In a Senate hearing last week, Sen. Francis
Escudero said oil smuggling costs the government at least P16
billion in foregone tax revenues every year. He based the estimate
on the discrepancy between the volume of oil imported and the
quantity taxed—a difference of about 4 billion liters.
“It’s time for these oil firms to be
transparent in their business,” said Undersecretary Antonio Villar
Jr., head of the Presidential Anti-Smuggling Group. “They must be
transparent so there will be no reason for others to suspect they
are short-changing the government in terms of taxes and duties from
their oil importation.”
Senators Joker Arroyo and Mar Roxas 2nd recently
urged authorities to inspect the financial records of oil firms and
oil importers before the energy summit set late this month to
address the issues about the soaring prices of petroleum.
Lawmakers said oil firms should be upfront about
their pricing and shipments to determine if their profit margins are
reasonable and if proper duties and taxes were paid to the
government.
Villar said this is one way to find out if oil
importers are fair in the conduct of their business stressing that
those charged with oil smuggling appeared to have been defrauding
the government of taxes and duties long before the group’s expose
on rampant oil smuggling.
At least four of those charged were forced to
pay back taxes worth nearly P1 billion.
Villar said the senators’ proposal was timely
and needed to avoid a repeat of what appeared to be a long-time and
unhampered operation of oil smuggling syndicates.
“The PASG will do its share in the effort to
ensure that oil importers are doing business fairly,” he added.
“But authorities should likewise cooperate in this endeavor
through technical means one of which is by scrutinizing the books of
these oil importers.”
Another kind of smuggling
Meanwhile, the Bureau of Customs also ordered an
investigation of companies and of bonded warehouses involved in
illegal diversion of goods that entered the country tax-free under
the warehousing scheme.
Customs Commissioner Napoleon Morales has
ordered Director Nicasio Radovan, new chief of the enforcement and
security service, after Customs police tracked down several
container vans of woven fabrics diverted to the warehouse of Best
Print Textile Finishing Corp. in Barangay Iba, Meycauayan, Bulacan.

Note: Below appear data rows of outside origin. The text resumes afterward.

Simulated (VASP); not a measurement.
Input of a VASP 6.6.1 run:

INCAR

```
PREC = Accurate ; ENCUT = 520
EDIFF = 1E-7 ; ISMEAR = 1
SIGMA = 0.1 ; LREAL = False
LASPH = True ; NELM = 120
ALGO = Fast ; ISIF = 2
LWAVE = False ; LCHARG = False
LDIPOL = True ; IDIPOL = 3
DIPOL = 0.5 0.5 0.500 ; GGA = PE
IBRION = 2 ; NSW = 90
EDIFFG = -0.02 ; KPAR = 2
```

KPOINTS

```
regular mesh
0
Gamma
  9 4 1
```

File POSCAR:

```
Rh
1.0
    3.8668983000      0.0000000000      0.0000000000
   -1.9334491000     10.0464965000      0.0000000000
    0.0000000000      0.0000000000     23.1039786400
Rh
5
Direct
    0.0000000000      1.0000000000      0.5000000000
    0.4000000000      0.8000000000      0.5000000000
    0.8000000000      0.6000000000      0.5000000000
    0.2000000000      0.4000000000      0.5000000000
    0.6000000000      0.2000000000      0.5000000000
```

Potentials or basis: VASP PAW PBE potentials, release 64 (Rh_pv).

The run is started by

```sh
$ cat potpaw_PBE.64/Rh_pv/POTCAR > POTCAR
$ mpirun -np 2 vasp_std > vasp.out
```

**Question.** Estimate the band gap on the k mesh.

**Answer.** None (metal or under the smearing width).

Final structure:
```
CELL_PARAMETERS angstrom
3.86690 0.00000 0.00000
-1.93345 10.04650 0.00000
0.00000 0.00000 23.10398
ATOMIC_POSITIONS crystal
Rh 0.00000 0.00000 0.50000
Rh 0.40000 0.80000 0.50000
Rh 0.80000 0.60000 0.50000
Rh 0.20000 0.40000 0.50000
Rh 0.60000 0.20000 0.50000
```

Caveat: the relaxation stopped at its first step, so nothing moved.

Another operation also resulted to the discovery
of two 40-footer vans containing resin illegally diverted to a
warehouse inside Sterling Compound, also in Barangay Iba, and to a
warehouse in Valenzuela City.
Investigation showed that the resin recovered in
Meycauayan was supposed to have been delivered to a bonded warehouse
licensed to Global Trade Asia Services in Alabang, Muntinlupa City.
Radovan said he will ask for “visitorial
power” in order to expand the scope of their investigation.